# Sketching Layer¶

## Introduction¶

‘Sketching’ is the core algorithmic foundation on which libSkylark is built, and is able to deliver faster NLA kernels and ML algorithms.

Dimensionality reduction in NLA and ML is often based on building an oblivious subspace embedding (OSE). An OSE can be thought of as a data-independent random “sketching” matrix S \in R^{s\times n} whose approximate isometry properties (with respect to a norm \|\cdot\|_p) over a subspace (e.g., over the column space of a data input matrix A, and regression target vector b) imply that,

\|S(A x - b)\|\approx\|A x-b\|

which in turn allows the regression coefficients, x, to be optimized over a “sketched” dataset - namely S*A and S*b - of much smaller size without losing solution quality significantly. Sketching matrices include Gaussian random matrices, structured random matrices which admit fast matrix multiplication via FFT-like operations, hashing-based transforms, among others.

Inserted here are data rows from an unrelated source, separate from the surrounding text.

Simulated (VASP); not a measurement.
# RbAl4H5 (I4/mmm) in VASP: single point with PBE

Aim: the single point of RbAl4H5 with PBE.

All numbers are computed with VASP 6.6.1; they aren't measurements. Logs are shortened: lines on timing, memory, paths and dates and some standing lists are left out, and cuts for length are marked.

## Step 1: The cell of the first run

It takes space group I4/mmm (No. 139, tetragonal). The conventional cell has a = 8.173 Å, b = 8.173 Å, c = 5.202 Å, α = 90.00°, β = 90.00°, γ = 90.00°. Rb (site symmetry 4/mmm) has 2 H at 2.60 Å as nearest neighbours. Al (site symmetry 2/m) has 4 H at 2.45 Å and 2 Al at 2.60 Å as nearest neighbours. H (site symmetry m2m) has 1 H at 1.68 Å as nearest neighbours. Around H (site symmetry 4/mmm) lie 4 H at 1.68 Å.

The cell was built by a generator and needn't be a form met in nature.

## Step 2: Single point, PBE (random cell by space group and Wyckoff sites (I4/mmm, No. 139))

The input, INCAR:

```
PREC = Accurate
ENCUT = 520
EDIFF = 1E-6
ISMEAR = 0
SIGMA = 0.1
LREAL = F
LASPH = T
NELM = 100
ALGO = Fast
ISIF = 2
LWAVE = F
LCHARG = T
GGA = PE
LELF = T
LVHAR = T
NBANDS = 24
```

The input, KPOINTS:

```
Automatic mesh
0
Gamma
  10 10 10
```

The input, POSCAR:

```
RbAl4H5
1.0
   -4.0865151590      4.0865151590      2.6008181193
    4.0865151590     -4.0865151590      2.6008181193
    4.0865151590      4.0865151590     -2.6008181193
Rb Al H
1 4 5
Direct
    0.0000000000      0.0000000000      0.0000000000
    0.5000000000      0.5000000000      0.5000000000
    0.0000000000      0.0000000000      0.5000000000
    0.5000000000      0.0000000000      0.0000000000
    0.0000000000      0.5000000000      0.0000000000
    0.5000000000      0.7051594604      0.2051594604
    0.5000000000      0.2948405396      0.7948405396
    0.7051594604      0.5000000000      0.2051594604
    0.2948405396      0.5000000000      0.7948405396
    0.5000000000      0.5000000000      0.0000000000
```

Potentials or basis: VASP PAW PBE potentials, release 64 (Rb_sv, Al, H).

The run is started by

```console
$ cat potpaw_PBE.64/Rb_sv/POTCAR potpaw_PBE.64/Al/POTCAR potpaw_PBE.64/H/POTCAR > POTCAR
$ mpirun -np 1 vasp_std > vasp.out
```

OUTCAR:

## Overview of High-performance Distributed Sketching Implementation¶

Sketching a matrix A typically amounts to multiplying it by a random matrix S, i.e., A * S for compressing the size of its rows (row-wise sketching) or S * A for compressing the size of its columns (column-wise sketching).

In a distributed setting, this matrix-matrix multiplication primitive (sketching GEMM operation) is special in the sense that any part of matrix S can be constructed without communication. In addition, depending on the relative sizes of A, S and the sketched matrix (output), we can organize the distributed GEMM so that no part of the largest-size matrix is communicated (SUMMA approach), thus resulting in communication savings. Further optimizing, we can perform local computations over blocks of A, S, and also assume transposed views of the operands for memory and cache use efficiency.

In particular when both A and S are distributed dense matrices we represent them as Elemental matrices and support sketching over a rich set of combinations of vector and matrix-oriented data distributions: in vector distributions different processes own complete rows of columns of the matrix that are p apart (p is the number of processes) while in matrix distributions each process owns a strided view of the matrix with strides along rows and columns being equal to the dimensions of the process grid.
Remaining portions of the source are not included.